Closed worleyph closed 7 years ago
Using pure MPI does require more memory, and trying to fit 1/4 degree on this many nodes, memory is one of the concerns? Hence what about a x4 or x8 configuration? I think @amametjanov may have have experience with this on Mira (trying to find working configurations which use low thread counts but still fit into memory).
Thanks. I increased to 5400x1 (noHT), with exactly the same error. I think that @ndkeen indicated that he had run an F case with this decomposition on Cori. I'll try even larger when I get the chance, but will also continue debugging at 5400x1 (since it seems to run at least once per day). @rljacob , latest information is from a debug statement added to initd_ in m_GlobalSegMap.F90. Here
0000: NGSEG = 0 0000: mGlobalSegMap::initp: non-positive value of ngseg error, stat =0
so ngseg is zero (and not negative) after coming out of the loop:
ngseg = 0
do i=0,npes-1
ngseg = ngseg + counts(i)
if(i == 0) then
displs(i) = 0
else
displs(i) = displs(i-1) + counts(i-1)
endif
end do
I assume that this means that counts(:) == 0, but I'll verify as well.
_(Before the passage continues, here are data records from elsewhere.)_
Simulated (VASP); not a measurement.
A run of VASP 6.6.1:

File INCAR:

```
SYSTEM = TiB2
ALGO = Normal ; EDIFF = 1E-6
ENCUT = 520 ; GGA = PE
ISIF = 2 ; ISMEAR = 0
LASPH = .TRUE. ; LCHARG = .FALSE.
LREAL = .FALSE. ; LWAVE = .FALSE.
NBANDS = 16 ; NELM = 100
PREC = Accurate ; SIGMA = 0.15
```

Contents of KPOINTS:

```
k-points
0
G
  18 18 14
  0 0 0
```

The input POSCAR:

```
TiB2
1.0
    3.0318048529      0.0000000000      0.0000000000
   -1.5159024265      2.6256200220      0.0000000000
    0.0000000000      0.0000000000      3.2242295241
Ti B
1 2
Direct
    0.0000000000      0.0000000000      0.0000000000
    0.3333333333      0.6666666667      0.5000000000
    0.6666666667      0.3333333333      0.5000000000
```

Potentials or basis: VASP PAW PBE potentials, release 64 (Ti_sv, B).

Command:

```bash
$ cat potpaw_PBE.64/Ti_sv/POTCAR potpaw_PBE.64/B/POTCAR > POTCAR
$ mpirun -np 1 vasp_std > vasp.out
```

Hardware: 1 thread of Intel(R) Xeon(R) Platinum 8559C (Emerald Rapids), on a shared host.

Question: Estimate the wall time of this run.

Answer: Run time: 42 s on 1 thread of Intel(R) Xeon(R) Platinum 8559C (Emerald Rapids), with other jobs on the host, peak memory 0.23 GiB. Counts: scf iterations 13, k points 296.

@worleyph The maps for ne120np4_oRRS15to5 are largely untested, just as a warning. And I ended up with a map for a different resolution that was bad but the mapping tools gave no warning or error creating it. So just a heads up...
@jonbob, how would I determine whether this is the source of my problems? @rljacob , has anyone run this compset and grid resolution successfully?
@worleyph : we might have to build up to the full A_WCYCL compset. If you don't figure out the problem, maybe first make sure atm/lnd compsets work, and ocn/ice as well. And then we could try all the active components together...
Yes, I'd increase thread counts and also increase pio stride; it looks like a re-arranger problem.
No one has run this compset/resolution yet. @worleyph try just the F-case first on Titan. See https://acme-climate.atlassian.net/browse/CSG-163
@rljacob - already ran an F case on Titan (successfully), a couple of weeks ago.
I'm also getting the same error on Mira:
5218: m_GlobalSegMap::initp_: non-positive value of ngseg error, stat =0
5218: ***.MCT(MPEU)::die.: from m_GlobalSegMap::initp_()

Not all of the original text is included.